Fragments of the interview edited after: Niech archeolog nie odkłada łopaty.
Originally published in Materiał, 1/1998


Don't Let the Archaeologist Put His Shovel Away


Andrzej Przywara, Adam Szymczyk: What is behind the juxtapositions you make on the micro-scale? They seem to me very strong and simple, for instance, the juxtaposition of the skull and the head of Mickey Mouse, or the pincers and human beings. It is a rather simple juxtaposition in terms of meanings.

Zofia Kulik: It is purely a pictorial poetry.

A.P., A.S.: "A coincidental meeting of a sewing machine with an umbrella on the dissection table?"

Z.K.: No, this is not coincidental. Then it would be pure surrealism. These are not surrealistic things from a dreamlike set, they are poetic juxtapositions.
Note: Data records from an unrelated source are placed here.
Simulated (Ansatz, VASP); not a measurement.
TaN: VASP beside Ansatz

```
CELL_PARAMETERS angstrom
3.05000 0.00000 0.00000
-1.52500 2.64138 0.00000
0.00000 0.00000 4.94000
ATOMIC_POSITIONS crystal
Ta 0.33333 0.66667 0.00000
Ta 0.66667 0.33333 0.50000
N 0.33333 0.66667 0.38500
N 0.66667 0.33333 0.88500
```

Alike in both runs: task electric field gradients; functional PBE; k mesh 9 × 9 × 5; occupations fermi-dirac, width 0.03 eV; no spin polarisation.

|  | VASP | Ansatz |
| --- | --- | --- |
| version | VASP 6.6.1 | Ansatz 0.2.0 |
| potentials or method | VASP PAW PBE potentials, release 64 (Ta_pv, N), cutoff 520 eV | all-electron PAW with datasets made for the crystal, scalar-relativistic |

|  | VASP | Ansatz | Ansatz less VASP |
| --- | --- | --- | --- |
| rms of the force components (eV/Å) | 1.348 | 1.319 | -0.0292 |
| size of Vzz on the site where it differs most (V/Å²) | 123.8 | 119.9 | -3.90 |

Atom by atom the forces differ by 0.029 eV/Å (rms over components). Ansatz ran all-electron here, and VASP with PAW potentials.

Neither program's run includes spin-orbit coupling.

A.P., A.S.: What kind of poetics is it?

Z.K.: In a sense it is simple, banal and trashy. The subtlety of this work is based on its multiplicity. I feel it is the great value of my work - that I am a talented organiser of very complex visual structures, while all the details are as simple as in a mere song about love, death, etc.
My whole work is based on the fact that I am permanently collecting and archiving the images of this world. The complexity of my work comes from the richness of my archive. This archive is visual information accumulated in large quantities, a kind of storehouse.


A.P., A.S.: Has this archive of photography been consistently accumulated since the beginning of the 1970s?

Z.K.: It is linked with a stance urging to document and archive everything, all manifestations of life and creation and my own, individual contexts. [...]

A.P., A.S.: It is linked with a stance urging to document and archive everything, all manifestations of life and creation and my own, individual contexts. [...]

Z.K.: I don't know. However, the archive is definitely linked to computer technology. The archive both facilitates and necessitates the introduction of order in various disciplines. The introducing of order into a certain set is a prerequisite, indispensable, of the entering of any set of data into a computer. The computer, or the Internet, requires the utilisation of a certain scheme of facts which we create or in which we participate and which can sometimes be unclear and complex. Please, note this contradiction. On the one hand we have being an individual, unique, irresponsible and a little crazy artist, and, on the other, the requirement of being communicative and the will to share information on often intricate activities and contexts.
I would find it very interesting when art historians, who feel the spirit of our times, tried to analyse the difference in technological, social and civilisation-related conditions between the contemporary world and the 19th century, which, actually, still influenced artists in the first half of the 20th century. The 19th-century myth of the artist, which is still valid for so many people, fits poorly into our contemporary world. The role and status of the artist in the situation of "artistic production", "production of images" and "exhibition industry" has changed. He is accompanied by mechanical recording and a certain surplus of information, now popularised as the so called "infotainment", accompanied by mass, media culture based on an accelerated change and novelty. It is said in the music industry that "the new sounding becomes the basis for a commercial success". We have not had things like that before.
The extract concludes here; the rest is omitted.